I noticed this book in my local Waterstones, often when I just pop in to browse books. I adored the cover on this, and was intrigued by the title, but it would take me a few months before I’d actually buy it. I wasn’t entirely convinced by it, but I’m so glad I bought it because it totally changed my mind and I genuinely love it.
Once a girl reaches sixteen years old, she must attend a ball to be chosen, or risk the consequences. But Sophia has never been great at following the rules, so when the dreaded occasion happens, she escapes. A decision that will change her life, along with the rest of the kingdom, forever.
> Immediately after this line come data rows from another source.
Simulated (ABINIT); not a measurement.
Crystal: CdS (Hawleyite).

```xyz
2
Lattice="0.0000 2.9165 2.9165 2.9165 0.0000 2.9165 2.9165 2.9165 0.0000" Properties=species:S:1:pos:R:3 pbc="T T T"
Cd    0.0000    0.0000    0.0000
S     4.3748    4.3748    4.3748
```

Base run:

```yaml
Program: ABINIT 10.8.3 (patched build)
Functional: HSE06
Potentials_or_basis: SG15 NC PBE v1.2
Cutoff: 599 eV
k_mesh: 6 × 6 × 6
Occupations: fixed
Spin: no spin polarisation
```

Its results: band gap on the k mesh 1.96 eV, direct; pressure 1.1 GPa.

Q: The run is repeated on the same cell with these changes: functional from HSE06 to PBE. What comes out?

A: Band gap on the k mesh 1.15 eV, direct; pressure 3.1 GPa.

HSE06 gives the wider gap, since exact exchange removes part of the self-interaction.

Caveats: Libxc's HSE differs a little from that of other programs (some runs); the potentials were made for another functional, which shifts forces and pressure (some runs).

Holy shit! I didn’t expect that plot twist at the end! I’m so glad I stuck with it cos it is slow to begin with, but once it picks up, ooh boy! Absolutely brilliant. I love fairytale retellings, especially when they flip the story on its head the way this story did.
What I Liked:
- The plot twist – I didn’t expect it at all! I kinda thought the witch was up to something, but damn, I didn’t expect a Shrek 2 type twist!
- The twist on the original tale – I loved how they twisted the original fairytale on its head and made the characters have more depth to them
- The characters – the main character and the secondary characters were wonderful and complex, which I personally love in a character
What I Disliked:
- The slow beginning – honestly, it nearly turned me off the book because it just felt so slow, but I’m so glad I stuck with it
Characterisation: The characterisation is honestly impeccable. I love Sophia, who both stands up for what she believes in and won’t ever stop, but who also has compassion towards her dead friend, her ex-girlfriend, her new girlfriend and the witch they befriend. She’s a wonderfully nuanced character that I just love.
Constance (Sophia’s new girlfriend) is so much more than that. Like Sophia, she knows the truth and wants to fight for it at any cost, and given her upbringing, it makes sense that she’s more edgy and willing to go to extremes. But I love how soft and vulnerable she is towards Sophia. It’s what makes their relationship so great.
The witch (aka the fairy godmother) is certainly an interesting character. She begrudgingly helps Sophia and Constance, but she isn’t what she appears. That plot twist was very good at building her up to be one way and just immediately shattering the illusion.
Prince Charming was a two dimensional villain, but he seemed more as a plot point than a character. An obstacle Sophia had to defeat in order to be truly free from his reign. Although, this could just be sticking to the original tale in some sense since Prince Charming didn’t have much of a role to play then either. Still, turning all his good traits into their polar opposite was interesting, and made the story all the more exciting.
I love the twist on the original characters. I love how it’s implied the characters were all portrayed a certain way to fit in with Prince Charming’s retelling, rather than what they were actually like. It was beautifully done, and something I applaud Kalynn Bayron for.
Story Structure: The inciting incident takes a while to happen, and while I do understand why, I didn’t think we needed as much of the background information as we got. But the rest of the pacing and story structure was fantastic – the climax, the resolution, the ups and downs throughout. It all led to something, and had some wonderful foreshadowing scattered throughout.
Other Thoughts: The feminism undertone is handled so well. I love how Prince Charming was a metaphor for the patriarchy, and how once they defeated him the world was a fairer place to all. I love how Cinderella wasn’t some helpless woman, but instead someone willing to fight to end the patriarchy and reclaim her right as heir to the throne. Even the stepmother and stepsisters wanted the same thing as Cinderella – it was just so cool to see such an interesting take on Cinderella, but to also appreciate what could happen if oppression were to be destroyed. What that world could look like.
If you want a story featuring a complex main character defeating the patriarchy/oppression, an awesome retelling, a major plot twist and impeccable characters, then you’ll love this book. It’s honestly so good, and one of my favourites I’ve read this year so far (once I got past the slow beginning).